In September of last year, OnePlus did the equivalent of shooting itself in the foot then sprinkling purified salt on the wound to make it feel as painful as possible, or in other words, it announced a merger with Oppo‘s ColorOS. The software OnePlus devices are so dearly known for, OxygenOS, was going to integrate with Oppo’s ColorOS to create a new “unified OS” that would have the benefits of both and the drawbacks of none.
From a strategic standpoint, some may even say that this kind of makes sense. OnePlus’ explanation was that this integration would allow it to push updates faster whilst keeping the clean yet feature-rich experience OxygenOS is synonymous with. After all, Oppo and OnePlus already shared so much due to their parent company that it was almost natural that this would be the next step in the evolution.
However, where it all went wrong was the community reaction, or should I say the extremely vocal community backlash. OnePlus fans, both diehard and new, made it abundantly clear that this was the worst decision the company has ever taken and that merging with ColorOS would strip OnePlus devices of the little identity they had left. For six straight months, the scrutiny just kept piling up and it seems like it finally got to OnePlus.
OxygenOS lives on
In a detailed blog post on the OnePlus forums discussing the future of the company, OnePlus announced that they were backtracking from the company’s initial plans to merge with ColorOS entirely. OnePlus devices will keep shipping with OxygenOS whereas Oppo devices will keep shipping with ColorOS and both skins would remain different, despite being built on the same codebase.
It seems like OnePlus realized they made a mistake and is now trying to amend it. The following is the explanation OnePlus offered for this announcement. Take note of the way the statement is composed, you’ll noitce that it never explicitly states that all of the plans have been called off. It’s more of putting on a clever spin to drive away some of the controversy.
Back in September, Pete announced the codebase for both Oxygen OS and Color OS would merge with the goal of creating one unified and upgraded operating system for both OnePlus and Oppo devices globally. Oxygen OS and Color OS will continue to be developed on the same codebase — to allow for faster updates and better build quality — but we have decided that Oxygen OS and Color OS will remain independent brand properties. This new course was taken in accordance with feedback from our community — we understand users of Oxygen OS and Color OS want each operating system to remain separate from each other with their own distinct properties.
A little more context is due here…
Back in 2021, BBK Electronics, the parent company of OnePlus and Oppo essentially combined them together, such that OnePlus would still remain independent but come under Oppo as a sub-brand. That’s when it was decided that the codebase of ColorOS will be merged with the codebase of Oxygen OS so that they would now share the same codebase. This came to fruition with OxygenOS 12 released last year.
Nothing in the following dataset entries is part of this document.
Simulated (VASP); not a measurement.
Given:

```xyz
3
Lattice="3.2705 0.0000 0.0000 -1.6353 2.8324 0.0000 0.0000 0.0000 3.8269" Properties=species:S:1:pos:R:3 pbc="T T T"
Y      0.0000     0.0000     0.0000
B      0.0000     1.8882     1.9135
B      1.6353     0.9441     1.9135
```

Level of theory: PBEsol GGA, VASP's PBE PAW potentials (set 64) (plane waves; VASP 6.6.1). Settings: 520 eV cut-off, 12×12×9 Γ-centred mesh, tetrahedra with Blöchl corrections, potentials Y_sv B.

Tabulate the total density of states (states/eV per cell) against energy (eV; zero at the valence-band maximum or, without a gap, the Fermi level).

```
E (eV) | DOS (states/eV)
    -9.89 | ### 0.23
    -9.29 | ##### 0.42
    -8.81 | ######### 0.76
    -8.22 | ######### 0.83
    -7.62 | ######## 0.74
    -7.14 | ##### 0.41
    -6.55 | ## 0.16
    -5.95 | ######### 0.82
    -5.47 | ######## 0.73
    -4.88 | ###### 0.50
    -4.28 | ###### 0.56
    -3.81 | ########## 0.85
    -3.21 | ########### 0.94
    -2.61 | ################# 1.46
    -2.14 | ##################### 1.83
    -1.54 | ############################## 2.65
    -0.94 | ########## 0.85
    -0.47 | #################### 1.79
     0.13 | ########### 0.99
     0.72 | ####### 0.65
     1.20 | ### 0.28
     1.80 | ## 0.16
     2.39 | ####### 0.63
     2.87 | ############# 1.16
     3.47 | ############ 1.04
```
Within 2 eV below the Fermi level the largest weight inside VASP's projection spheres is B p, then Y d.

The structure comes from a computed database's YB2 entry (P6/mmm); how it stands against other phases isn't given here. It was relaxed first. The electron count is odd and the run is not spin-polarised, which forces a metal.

Now, OxygenOS 12 was still mostly the same OxygenOS but with some Oppo extras here and there such as the ColorOS launcher. However, due to poor integration of some features on OnePlus’ part and subpar optimization, OxygenOS 12 was riddled with bugs. Of course, this just acted as more ammunition for the already angry mob so they let OnePlus know just how much they hate this new direction the company is going in.
With this “OnePlus 2.0” Oppo-fication of the company came the final nail in the coffin: the announcement of a unified OS that would power OnePlus’ 2022 flagship, the OnePlus 10 series. This unified OS would give Oppo devices the clean and smooth experience of OxygenOS and give OnePlus devices the feature-rich customization of ColorOS. On top of that, older OnePlus devices would also be upgraded to this unified OS with Android 13 which upset fans even more.
In China, OnePlus 10 has already been released and is running a rebranded version of ColorOS but the global release is still a few days away at this point. What’s interesting about that global release is that OnePlus 10 phones outside of China were supposed to ship with this new unified OS. Whatever this new unified OS was going to be has now been canceled. Instead, OxygenOS 12 will remain the default global software on all OnePlus 10 devices.
Now that this unnamed unified OS is no more and the world gets to experience OxygenOS 12, what happens after this? At the media roundtable, we saw the first official mention/announcement of OxygenOS 13 coming at the end of this year. This new OS would be a sort of course-correction for OnePlus where they would go back to their roots to please their community.
Our software philosophy for Oxygen OS has always been to offer users a light and clean experience that is close to stock Android and oriented towards usage globally. With Oxygen OS 13, we want to deliver an experience that long-time OnePlus users will be familiar with while ensuring it upholds hallmarks of Oxygen OS, like a fast and smooth experience, burdenless design, and ease of use. Oxygen OS 13 will retain its unique visual design and a range of exclusive customization features.
As you can tell, this doesn’t exactly mean that OxygenOS 13 will be going back to OxygenOS’ glory days where it was the best Android skin out there with a stock look and some neat features sprinkled on top. OxygenOS 13 will still share the same codebase and likely include many of the quirks found in Oppo’s ColorOS, just rebranded to fit within the OxygenOS ecosystem.
What that means is that OxygenOS 13 might very well be the unified OS we were all dreading but with the OxygenOS name to calm the backlash down a bit. The fact that the quote above mentions “unique visual design” and “a range of exclusive customization features” is pretty darn indicative that that Oppo integration will still be put to some use, even if the OxygenOS brand lives on.
Our software philosophy for Oxygen OS has always been to offer users a light and clean experience that is close to stock Android and oriented towards usage globally. With Oxygen OS 13, we want to deliver an experience that long-time OnePlus users will be familiar with while ensuring it upholds hallmarks of Oxygen OS, like a fast and smooth experience, burdenless design, and ease of use.
What this means
OnePlus has lost much of its identity by now. What originally started as an impossibly brave concept of sticking up to big guys has now turned into becoming the most ethical big guy possible themselves. OnePlus is no longer the flagship killer brand but that doesn’t mean it’s dying. Oh, no, no, no, it’s actually having the best sales ever due to expanding the product lineup and better global availability in certain regions.
That’s why the company backtracking a decision that technically doesn’t even affect mainstream consumers is kind of commendable. It shows that underneath all the corporate BS, OnePlus is still trying to remain true to its core values. OnePlus being under Oppo now means that they have more resources at their disposal than ever before to create the best devices possible. And with OxygenOS remaining separate from Oppo’s software, it’s only up to OnePlus to gain back the reputation it has lost over the past few months.